[Python-authors] Introduction and a Question

Doug Hellmann doug.hellmann at gmail.com
Thu Dec 17 21:14:24 CET 2009

On Dec 17, 2009, at 1:19 PM, Marty Alchin wrote:

> One of the main questions I find myself asking, though, is how much
> should I repeat from other works? I don't want to rewrite the wheel,
> but I'm having trouble drawing the line. For example, chapter 2 of Pro
> Django covered my Python features, focusing mostly on decorators and
> metaclasses. I obviously want to cover those same topics in Pro
> Python, but I tried very hard to expand on them in much greater
> detail--particularly with regard to the examples--so that it wasn't a
> direct copy. I also included a really basic plugin framework I wrote
> up on my blog a couple years ago, with some added features and a whole
> new write-up.
> The frustrating thing about doing this is that I feel like I'm torn
> between copying something that's already available and throwing away
> something that's really good. Neither of them seems like a good way to
> go, so the answer must be somewhere in the middle, but I'm having a
> lot of trouble finding it. Is it enough to rewrite the description of
> a piece of code, so that it's perhaps more clear or more relevant to
> the audience at hand? Or is the author expected to expand on the code
> itself in some way, offering up some unique value (feature?
> optimization? simplification?) that wasn't available in the original?

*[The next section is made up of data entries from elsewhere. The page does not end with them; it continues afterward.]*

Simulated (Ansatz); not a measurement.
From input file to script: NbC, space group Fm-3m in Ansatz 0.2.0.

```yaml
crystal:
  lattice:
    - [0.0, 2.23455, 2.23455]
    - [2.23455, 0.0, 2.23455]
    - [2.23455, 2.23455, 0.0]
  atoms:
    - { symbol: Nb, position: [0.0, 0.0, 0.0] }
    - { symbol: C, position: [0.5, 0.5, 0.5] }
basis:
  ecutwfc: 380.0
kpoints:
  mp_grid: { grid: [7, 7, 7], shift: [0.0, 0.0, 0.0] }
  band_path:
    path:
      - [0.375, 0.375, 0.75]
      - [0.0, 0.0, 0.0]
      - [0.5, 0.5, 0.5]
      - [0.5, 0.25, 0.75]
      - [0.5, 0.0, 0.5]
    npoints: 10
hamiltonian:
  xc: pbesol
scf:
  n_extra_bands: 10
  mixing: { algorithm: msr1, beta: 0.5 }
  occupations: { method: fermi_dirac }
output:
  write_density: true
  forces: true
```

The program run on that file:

I would want more detail about the code, and any bug fixes that you  
have to incorporate.  Of course, if the new book covers more topics  
than the chapter(s) of the old book, you have the potential to use  
some of those extra features and update the code that way, too. If you  
don't have anything new to add to the code you have, you can start  
with an older version and show its evolution into the current form.